Curator's Highlights: Ethel Carrick
Celebrating the December 2024 opening of Ethel Carrick curator DR DEBORAH HART shares five highlights from the exhibition.
1. Esquisse en Australie (Sketch in Australia) 1908
A recent acquisition by the National Gallery, this painting was undertaken by Carrick in Sydney’s Royal Botanical Gardens and was one of the first post-impressionist works to have been created and exhibited in Australia. It is painted with such great verve and bold colour that it appeared distinctly modern to local audiences at that time. Carrick took this painting, along with La promenade 1908, Au marché c 1908 and another work also titled Esquisse en Australie (Sketch in Australia) 1908, back with her to Paris, where they were exhibited at the Salon d’Automne in 1908. All these works are brought together in this retrospective for the first time in over a century.

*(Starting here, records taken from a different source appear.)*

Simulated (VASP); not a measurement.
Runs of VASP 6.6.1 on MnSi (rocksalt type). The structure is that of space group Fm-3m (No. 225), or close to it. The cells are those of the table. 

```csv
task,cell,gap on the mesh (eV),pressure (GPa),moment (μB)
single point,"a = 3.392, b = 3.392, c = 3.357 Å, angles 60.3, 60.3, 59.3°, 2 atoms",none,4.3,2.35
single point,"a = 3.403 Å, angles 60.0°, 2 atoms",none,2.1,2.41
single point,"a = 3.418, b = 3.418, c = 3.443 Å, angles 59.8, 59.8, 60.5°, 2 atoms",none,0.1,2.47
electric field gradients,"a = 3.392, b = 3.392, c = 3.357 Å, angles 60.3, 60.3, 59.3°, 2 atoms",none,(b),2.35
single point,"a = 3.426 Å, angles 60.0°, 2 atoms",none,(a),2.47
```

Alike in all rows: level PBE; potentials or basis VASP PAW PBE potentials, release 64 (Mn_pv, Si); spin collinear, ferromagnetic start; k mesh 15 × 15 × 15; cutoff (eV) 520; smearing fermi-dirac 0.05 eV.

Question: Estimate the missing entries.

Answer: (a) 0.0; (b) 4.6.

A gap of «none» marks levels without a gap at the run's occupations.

2. Christmas Day on Manly Beach (Manly beach—Summer is here) 1913
On Carrick’s second visit to Australia in 1913, she painted one of the most important works of her career of Christmas day on Manly beach. One can imagine how utterly different the scene at the beach of a communal celebration under the summer sun would have seemed to Carrick who grew up with cold, winter Christmases. Upon Carrick’s arrival in Sydney in 1913, she told a reporter for The Daily Telegraph, ‘we have had delightful times in Melbourne. Here I am going to paint, and paint, and paint all the beautiful things you have. I hope to do some of your wonderful surf-bathing, and the crowds going across the harbor. For your crowds are so pretty—so bright and dainty’. Christmas Day on Manly Beach was included in a joint exhibition with Fox at the Athenaeum Gallery, Melbourne in May 1914, where it was widely considered Carrick’s best painting in the show. It received a special award, a ‘diplome d'honneur’, at the 1927 International Exhibition in Bordeaux.
3. Arabs bargaining c 1911
This is one of Carrick’s most significant paintings, depicting the milling crowd of the busy market square of Bou Saada, Algeria. In the foreground pomegranate merchants sit with their red fruit on display. They take reprieve in the cool shade as intense sunlight washes over the market square, illuminating the buildings behind. In this painting Carrick combines vibrant colours and bold brush work to capture the humming energy of the market.
4. Le bac, Kashmir (The ferry, Kashmir) 1937, also known as Paysage d’Inde-le-bac (Landscape at Inde-le-bac)
This painting depicts groups of people embarking a boat and floating down the Jhelum River in Srinagar, Kashmir. The banks of the river are lined with traditional, multistorey wooden houses and in the distance is the steeple of Ragunath temple. As always, close observation informs the painting, brilliantly conveying the ambience of the location and movement of water through brisk brushstrokes. It is a painting about contemplation and states of being, reflecting a sense of the spiritual dimension of Carrick’s experiences in India. Carrick exhibited this work at the Salon d’Automne in 1937, following her return to Europe. She returned to India in 1939, when she spent time living on a houseboat in Kashmir. Carrick found the experience idyllic and inspiring, describing it as a paradise for painters.
5. The market 1919
After World War I, Carrick began to paint outdoors again, returning to her favorite subjects of gardens and markets. By 1919, the Paris markets were back in full swing, with fruit and flower vendors selling their produce while throngs of people gathered in the gardens to enjoy the fresh air. This remarkable painting, with its mastery of dappled light, dress details, and depth and richness of colour conveying an overall sense of the joy in being alive. It was also a forerunner of things to come in her Nice flower markets. In 1925, Carrick later told a reporter for The Register, ‘The artist has a message and a mission. The more beautiful her life is, the more beautiful will be her pictures, but always she has something to say to every spirit capable of understanding.'
Ethel Carrick is on display at the National Gallery from 7 Dec 2024 – 27 Apr 2025.